In the end, if it weren't for the industry being a shitpile, the result of a leak should merely be the developers being disappointed they couldn't reveal their art on their terms. But that disappointment is enough, to me, as an advocate for workers' rights, to be upset, because artists should get to reveal their art on their terms. And you know, if that was the normal case, I would have revulsion for leaks. As is though, I struggle to be too upset about them, because by and large it isn't even decided on anyone in the development team or related to the development team when to reveal a game. It's mandated by the corporation they toil away for. The only reason developers would worry is because of their jobs being at stake- when they shouldn't be, and it's completely on the publishers for caring more about manufactured hype than their workers.
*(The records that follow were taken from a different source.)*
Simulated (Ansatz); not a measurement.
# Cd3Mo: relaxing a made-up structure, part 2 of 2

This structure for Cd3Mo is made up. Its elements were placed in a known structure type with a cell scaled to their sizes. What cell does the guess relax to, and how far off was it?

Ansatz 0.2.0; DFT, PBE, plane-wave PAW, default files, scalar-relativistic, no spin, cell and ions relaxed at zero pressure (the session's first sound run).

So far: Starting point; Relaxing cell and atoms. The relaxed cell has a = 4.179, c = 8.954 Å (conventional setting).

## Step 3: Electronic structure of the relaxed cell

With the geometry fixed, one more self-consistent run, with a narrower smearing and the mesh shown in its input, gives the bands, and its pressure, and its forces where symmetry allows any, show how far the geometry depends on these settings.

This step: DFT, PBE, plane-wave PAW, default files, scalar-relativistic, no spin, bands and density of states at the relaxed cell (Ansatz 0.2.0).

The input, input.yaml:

Like, if I'm wrong, and it's in fact industry standard (i.e., not just your personal experience in one company) that development teams as a whole get the last say on when their art is revealed, by all means,
PLEASE correct me. But, as far as I can tell, it's
not like that at all except for the most pedigreed dev teams or directors/producers.
Onto this in specific situation....
I do think leaking stuff you know not from the developers but from, like, Directs or conference scripts is ultimately self-serving, though, because at best you're getting info out there a week ahead of time. It's possible to, you know, wait. At least in other leaking, there's someone on the dev team who wants the public to know. Here it's just... letting impatient people get hyped early? Shrugs. I don't think lesser of people who do it, but it just seems silly to me.
That said, it's insanely creepy and stalker-ish the lawyer sought out a person who was apparently out of country and at a place with a landline they normally aren't at. That feels very skeevy to me. Like, Sabi surely knew the NORMAL legal risks, but... that just seems to be severely overstepping bounds. And it's really fucking strange it's Nintendo doing it, as it doesn't seem to match with their current corporate structure, unless something has radically changed within it since Iwata passed. It's definitely a dark mark on them, but then, they already throw their weight around way too much, to near Disney levels, threatening normal people (not other companies) without wealth to bankrupt them over the pettiest of things, so...
I'm not understanding how video game news is a trade secret outside of technology endeavors. Thats a super stretch.
I'm not sure it would actually hold up in a court of law, but I don't think the lawyer was doing anything more than intimidation akin to a C&D. Like, who wants to go to bat for a case to set precedent when there's a chance they might lose and have to pay millions of dollars they don't have to a corporation?